Gold mining
April 21, 2011 Leave a comment
I’ve just had a look (be it brief) at the recent report “Heading for the open road: Costs and benefits of transitions in scholarly communications“, commissioned by the Research Information Network (RIN), JISC, Research Libraries UK (RLUK), the Publishing Research Consortium (PRC) and the Wellcome Trust, with contributions from many other (including publishers).
Although I was very much looking forward to this report, I was a bit disappointed that “Gold” ended up being the model that came out on top. I haven’t read the full report, so I can’t actually attempt to poke holes in the analysis, and I will have to take a look at the numbers they present in more detail when I have time. I was a bit concerned about comments that were made about not undermining the publication system – isn’t this to some extent part of the whole point of open access? I thought we were unhappy with the current publication system? Maybe not?
It is fantastic that OA is gaining momentum, and publishers are realising the role they can play (and money they can make), but following the “gold” route will likely leave the scholarly communication system in the hands of for-profit publishers. Isn’t that why the system is currebtly not working for us, and libraries are struggling to pay the bills? Do we really want publishers to have all the power?
I still would like to see some additional modelling on possible outcomes, say :
- If some percentage (20%, 50%?) of libraries cancelled all subscriptions next week – what would happen to publishers, how would they change?

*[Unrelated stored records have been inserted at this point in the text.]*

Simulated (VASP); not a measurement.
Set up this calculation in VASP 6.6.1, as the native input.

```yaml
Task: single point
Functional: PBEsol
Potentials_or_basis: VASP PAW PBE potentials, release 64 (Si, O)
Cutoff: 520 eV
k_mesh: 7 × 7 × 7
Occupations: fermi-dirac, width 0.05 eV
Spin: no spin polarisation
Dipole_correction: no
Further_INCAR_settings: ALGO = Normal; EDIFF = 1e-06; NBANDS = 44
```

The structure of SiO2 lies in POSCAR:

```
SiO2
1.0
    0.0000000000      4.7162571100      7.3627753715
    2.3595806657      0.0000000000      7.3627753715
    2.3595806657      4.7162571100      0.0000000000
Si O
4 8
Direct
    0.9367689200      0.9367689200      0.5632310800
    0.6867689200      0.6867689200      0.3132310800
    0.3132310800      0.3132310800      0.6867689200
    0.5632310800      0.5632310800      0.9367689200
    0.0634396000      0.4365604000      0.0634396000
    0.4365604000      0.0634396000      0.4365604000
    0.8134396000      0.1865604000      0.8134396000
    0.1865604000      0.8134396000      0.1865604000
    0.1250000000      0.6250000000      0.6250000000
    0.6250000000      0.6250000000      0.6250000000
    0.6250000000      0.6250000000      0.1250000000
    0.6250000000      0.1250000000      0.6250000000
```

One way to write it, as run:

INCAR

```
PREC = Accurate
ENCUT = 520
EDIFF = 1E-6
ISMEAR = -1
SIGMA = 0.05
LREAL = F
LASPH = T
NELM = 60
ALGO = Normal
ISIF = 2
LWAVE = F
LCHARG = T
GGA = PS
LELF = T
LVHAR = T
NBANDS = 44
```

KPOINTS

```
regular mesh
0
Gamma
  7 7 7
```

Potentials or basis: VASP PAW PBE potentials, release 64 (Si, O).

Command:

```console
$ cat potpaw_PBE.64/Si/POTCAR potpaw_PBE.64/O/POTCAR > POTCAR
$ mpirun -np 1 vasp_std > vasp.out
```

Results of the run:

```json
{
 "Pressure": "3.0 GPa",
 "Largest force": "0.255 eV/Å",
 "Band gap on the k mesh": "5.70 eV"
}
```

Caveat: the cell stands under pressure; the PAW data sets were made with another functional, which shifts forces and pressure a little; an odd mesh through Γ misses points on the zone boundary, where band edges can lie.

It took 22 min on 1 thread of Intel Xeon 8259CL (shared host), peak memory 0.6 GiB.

- If 50% of article were put into repositories next week – how would the scholarly communication system change?
- What would collapse of the system actually mean?
Perhaps these ideas (and the modelling) are unrealistic, but it would at least be interesting to actually model some potential outcomes. I am fairly confident we would find a way to continue distributing and sharing research outputs, even if publishers disappeared (and I am sure they wouldn’t, they would just have to figure out a new business model).